It’s your lucky month. Between Valentine’s Day and the Oscars, February’s Sunday Salon will keep you feeling golden. Join us for a spectacular midwinter reading with four dandy writers. At Jimmysno43. 7pm.
Kate Hill Cantrill’s writing has appeared in various literary publications, including Story Quarterly, Salt Hill, The Believer, Blackbird, QuickFiction, Mississippi Review, Smokelong Quarterly, Swink, Wigleaf and others. She has been awarded fellowships from the Corporation of Yaddo, the Jentel Artists Residency, the Virginia Center for Creative Arts, and the James A. Michener Fund. She has taught fiction writing at The University of the Arts, The University of Texas, and the Sackett Street Workshop. She curates the Rabbit Tales reading and performance series in DUMBO, Brooklyn and she recently published her first story collection, Walk Back From Monkey School from Press 53.
Danny Goodman is a writer/editor/teacher living in New York City. His fiction and nonfiction have appeared or are forthcoming in various places, including Paper Darts, Brevity, and Found Press. He edits the literary journal fwriction : review and runs social media for Stymie Magazine. Currently at work on his first novel, he is badly in need of a nap. You can find him here: http://dannygoodman.me/.

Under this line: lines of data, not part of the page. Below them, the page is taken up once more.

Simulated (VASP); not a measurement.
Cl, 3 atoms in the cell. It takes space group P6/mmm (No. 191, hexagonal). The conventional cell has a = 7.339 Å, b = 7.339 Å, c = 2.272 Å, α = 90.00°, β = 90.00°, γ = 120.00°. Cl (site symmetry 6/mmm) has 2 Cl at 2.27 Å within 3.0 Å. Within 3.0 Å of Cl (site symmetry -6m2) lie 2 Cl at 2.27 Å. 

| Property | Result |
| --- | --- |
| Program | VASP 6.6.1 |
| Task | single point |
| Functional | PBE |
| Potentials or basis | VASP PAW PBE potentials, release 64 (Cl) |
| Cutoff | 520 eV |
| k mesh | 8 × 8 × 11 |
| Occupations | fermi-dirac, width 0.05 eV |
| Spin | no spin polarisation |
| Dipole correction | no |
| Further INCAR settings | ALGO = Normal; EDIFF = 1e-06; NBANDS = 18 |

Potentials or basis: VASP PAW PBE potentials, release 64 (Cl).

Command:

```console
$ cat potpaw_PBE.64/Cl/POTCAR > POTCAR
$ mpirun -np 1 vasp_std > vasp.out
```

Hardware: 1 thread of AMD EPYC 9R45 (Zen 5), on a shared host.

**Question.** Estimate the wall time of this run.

Jennifer Pashley‘s stories have appeared widely in journals like Mississippi Review, PANK, Carve Magazine and Swink. She has won The Red Hen Prize for fiction, The Mississippi Review Prize for fiction and the Carve Esoteric Award. Her first collection of stories, States (Lewis-Clark 2007) was hailed by Aimee Bender as “an inviting and well-carved debut,” and her second collection, The Conjurer, is forthcoming from Standing Stone Books. Jennifer lives in Clinton, NY with her husband, two sons, and a wily Jack Russell terrier.
Michael Nye‘s debut short story collection is Strategies Against Extinction. His work has appeared or is forthcoming in Boulevard, Crab Orchard Review, Cincinnati Review, Kenyon Review, and New South, among many others. He works as the managing editor of The Missouri Review.